Pakistan has low wages, but by itself that’s not typically enough to attract a bunch of FDI. Foreign companies need more than just low wages — they need water and electricity and transport infrastructure, they need government assistance in setting up their business, they need cheap financing, and they need low regulatory and tax burdens. But most of all, they need security. They need to know they aren’t going to lose their business.
There are basically three kinds of people who can destroy or appropriate your business assets — the government, rebels/terrorists, and criminals.
If Pakistan’s government is serious about attracting FDI, it’ll avoid expropriating foreign businesses’ assets; instead, it’ll roll out the red carpet and give them what they need. Rebels and terrorists are a bigger threat, as Pakistan has both. Baloch separatists have attacked Chinese workers and projects. And various Islamist terrorists, including the Taliban, have attacked Pakistani cities. They might conceivably try to blow up foreign factories.
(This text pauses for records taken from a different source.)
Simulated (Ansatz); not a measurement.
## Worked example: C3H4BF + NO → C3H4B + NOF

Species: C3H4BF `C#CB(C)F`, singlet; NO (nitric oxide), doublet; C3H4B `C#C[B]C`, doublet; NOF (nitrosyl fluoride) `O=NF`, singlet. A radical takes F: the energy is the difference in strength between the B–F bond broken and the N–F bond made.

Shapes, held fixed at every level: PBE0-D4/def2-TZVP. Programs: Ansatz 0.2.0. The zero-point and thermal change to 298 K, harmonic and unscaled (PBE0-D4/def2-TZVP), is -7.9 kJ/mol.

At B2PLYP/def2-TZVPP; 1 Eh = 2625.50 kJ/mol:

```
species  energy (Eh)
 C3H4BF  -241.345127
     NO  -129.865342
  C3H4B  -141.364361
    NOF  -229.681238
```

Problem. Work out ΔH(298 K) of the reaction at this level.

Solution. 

Crime is also a problem. Karachi, the country’s biggest port, is beset by chronic gang warfare, and for a while was considered one of the world’s most dangerous cities. There has been a big effort to clean it up, but high violence rates persist. Yet Pakistan has shown that it’s capable of creating pockets of public safety, if it really wants to. The capital, Islamabad, is generally viewed as an extremely safe city.
So the best approach for Pakistan is to make heavy use of special economic zones. SEZs are places where foreign businesses can cluster and find qualified workers easily. But they’re much more than that — they’re places where governments in poor countries can create pockets of stability and good infrastructure. Within a designated factory zone on the coast, Pakistan’s government can use the army and police to provide security from terrorists and criminal gangs. And even its meager resources are probably enough to provide those small areas with electricity, water, roads, port infrastructure, and so on.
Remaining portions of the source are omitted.